Monday, October 24, 2016

Rigged

Over the past two weeks the Trump campaign has been pivoting, but not to the middle. He has made claims of a “rigged” election the centerpiece of his campaign. These assertions reflect a dangerous tendency among Republicans to use false rumors of voter fraud to disenfranchise people of color and to delegitimize Democratic officials. Sainted John McCain, supposedly a representative of a less vicious GOP, claimed that ACORN was going to engage in election fraud back in 2008. In the years since, those accusations have led to increased voter requirements and a pliant Supreme Court has gutted the Voting Rights Act.

One thing that has bugged me about the reaction to Trump’s execrable comments is the assertion that "America has always had free and fair elections.”

Nope.

Until 1968, there was not a single election where everyone could vote. There was a brief period in Reconstruction where black men could vote, but women still could not. Until 1920, women could not vote. Until 1965, voting rights were still contingent on race. Considering that African American voter registration rates in the South were disproportionately low in 1968, even that election might not be able to be classified as the first free and fair presidential election in American history. But for the sake of argument, I’ll say that there were merely twelve presidential elections in this country’s history, from 1968 to 2012, that count. That’s out of 58 total.


It is the rule, not the exception, for the vote to be limited in American history. And since the Shelby decision, it looks like we are turning back the clock to before 1965. And yet the candidates were not asked about voting rights during the presidential debates. It is a vital problem that isn’t being dealt with by the political media, who cannot cram it into their fatuous “both sides do it” narrative. This is a case where Republicans are just blatantly trying to deny the vote to groups of people who tend to vote against them. The stenographers then report the "voter fraud" rationale and refuse to call voter suppression what it really is, since that would be taking sides.

A big part of the reason for this suppression, and for Trump's "rigged" rhetoric, is that a whole lot of Republicans simply will not accept the legitimacy of any Democrat in the White House. We saw this with Bill Clinton and Barack Obama, and we will certainly see it with Hillary Clinton, too. They assume that they are the "real Americans," and that if their preferred candidate is not elected, it must be due to chicanery on the part of the left, particularly with voters of color.
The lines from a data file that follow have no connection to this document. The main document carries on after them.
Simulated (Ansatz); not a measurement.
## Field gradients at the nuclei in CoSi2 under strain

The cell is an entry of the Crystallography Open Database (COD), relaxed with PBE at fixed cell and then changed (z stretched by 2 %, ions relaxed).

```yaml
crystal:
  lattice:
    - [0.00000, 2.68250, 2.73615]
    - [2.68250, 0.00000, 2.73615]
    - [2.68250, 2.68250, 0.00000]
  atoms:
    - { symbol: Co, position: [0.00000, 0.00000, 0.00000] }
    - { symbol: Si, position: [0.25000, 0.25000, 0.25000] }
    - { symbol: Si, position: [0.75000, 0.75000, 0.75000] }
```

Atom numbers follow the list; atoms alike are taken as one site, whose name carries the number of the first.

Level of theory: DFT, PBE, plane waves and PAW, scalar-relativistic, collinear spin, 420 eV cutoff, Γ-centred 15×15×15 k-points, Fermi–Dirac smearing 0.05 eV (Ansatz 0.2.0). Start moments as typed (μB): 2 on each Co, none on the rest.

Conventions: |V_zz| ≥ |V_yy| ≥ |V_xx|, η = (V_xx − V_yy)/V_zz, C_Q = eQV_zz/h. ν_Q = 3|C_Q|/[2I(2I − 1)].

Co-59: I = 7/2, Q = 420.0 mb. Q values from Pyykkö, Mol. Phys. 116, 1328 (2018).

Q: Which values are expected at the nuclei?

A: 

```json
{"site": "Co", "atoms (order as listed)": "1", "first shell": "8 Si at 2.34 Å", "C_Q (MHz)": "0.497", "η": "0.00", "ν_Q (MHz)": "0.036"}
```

As I mentioned, the Voting Rights Act only held sway over the presidential elections from 1968 to 2012. During that time each Democrat elected president has done so without a majority of the white vote. The attempts to limit the vote seemed rooted to me in an assumption as old as the "Redeemers" who violently ended Reconstruction: a government without the support of a majority of whites is de facto illegitimate. This year Trump has merely made the subtext into text. Time will tell if this energizes white supremacy or if it helps expose its machinations to those previously blind to them.